Repayment: SEGMENT (1): Borrowings are repayable by blended monthly
payments of $4,010.00 principal and interest,
on the 9th day of each month, based on a 15 month
amortization, with the balance due and payable on
September 9, 2001.
SEGMENT (2): In the interim, and in the absence of a demand
for payment, Borrowings are repayable by blended
monthly payments of $6,810.00 principal and
interest on the 5th day of each based on
remaining 136 months amortization.
Notwithstanding compliance with the Covenants
Section contained herein, Borrowings under this
segment are repayable on demand.
Availability: SEGMENTS (1) and (2) - Already drawn.
Interest
Rates & Fees: SEGMENT (1): Royal Bank Prime plus .75%.
SEGMENT (2): RBP plus 1%.
Payment of
Interest & Fees: RBP Loans
Interest on these loans shall be computed on the daily
principal amounts outstanding, at the aforementioned rates,
based on the actual number of days elapsed divided by 365, and
shall be payable in arrears.
The yearly rates of interest to which the rates determined in
accordance with this Payment of Interest and Fees section are
equivalent, are the rates so determined multiplied by the
actual number of days in the calendar year and divided by 365.
Overdue Payments
Any overdue payment in Canadian Dollars shall be deemed to be
a RBP Loan with interest payable at RBP plus 5% per annum.

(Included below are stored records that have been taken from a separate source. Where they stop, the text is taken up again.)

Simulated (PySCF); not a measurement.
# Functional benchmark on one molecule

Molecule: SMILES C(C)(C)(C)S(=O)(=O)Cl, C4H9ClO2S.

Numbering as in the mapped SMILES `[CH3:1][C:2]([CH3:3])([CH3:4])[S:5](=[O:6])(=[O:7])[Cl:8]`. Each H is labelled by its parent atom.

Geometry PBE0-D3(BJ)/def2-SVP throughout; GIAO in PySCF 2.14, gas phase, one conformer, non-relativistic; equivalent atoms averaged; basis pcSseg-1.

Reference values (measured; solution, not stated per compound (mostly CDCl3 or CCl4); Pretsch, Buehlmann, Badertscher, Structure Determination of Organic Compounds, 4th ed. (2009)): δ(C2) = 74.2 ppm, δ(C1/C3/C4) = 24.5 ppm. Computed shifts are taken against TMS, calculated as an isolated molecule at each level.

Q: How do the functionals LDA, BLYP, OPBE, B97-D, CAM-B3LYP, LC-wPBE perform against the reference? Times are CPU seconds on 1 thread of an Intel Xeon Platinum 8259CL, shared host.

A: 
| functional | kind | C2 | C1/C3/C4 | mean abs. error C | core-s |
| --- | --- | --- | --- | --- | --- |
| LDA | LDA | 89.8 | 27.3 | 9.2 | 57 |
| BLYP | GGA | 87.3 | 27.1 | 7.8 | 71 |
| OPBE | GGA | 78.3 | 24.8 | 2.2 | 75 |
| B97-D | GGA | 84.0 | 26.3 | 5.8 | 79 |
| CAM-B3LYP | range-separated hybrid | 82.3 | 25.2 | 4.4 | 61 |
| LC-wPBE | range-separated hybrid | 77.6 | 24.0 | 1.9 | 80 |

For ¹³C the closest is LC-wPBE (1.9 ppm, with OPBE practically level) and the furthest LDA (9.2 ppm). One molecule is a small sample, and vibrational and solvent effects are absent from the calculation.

Other Fees: Re-Negotiation Fee -
The Borrower acknowledges that fees may be levied for the
re-negotiation of the amount, collateral security and/or the
terms and conditions of this agreement during the currency of
this agreement.
Nothing in this agreement shall be construed as obliging the
Borrower to pay any interest, charges or other expenses as
provided by this agreement or in any other security agreement
related thereto in excess of what is permitted by law.
Collateral
Security: (a) The Banks form 812, Guarantee and Postponement of Claim
in the amount of $500,000. signed by International Menu
Solutions Inc. supported by a Director's Resolution.
(b) Form 917, Collateral 1st charge mortgage in the amount
of $900,000 covering property located 00 Xxxxxxxxx Xxxx,
Xxxxxxxx, Xxxxxxx.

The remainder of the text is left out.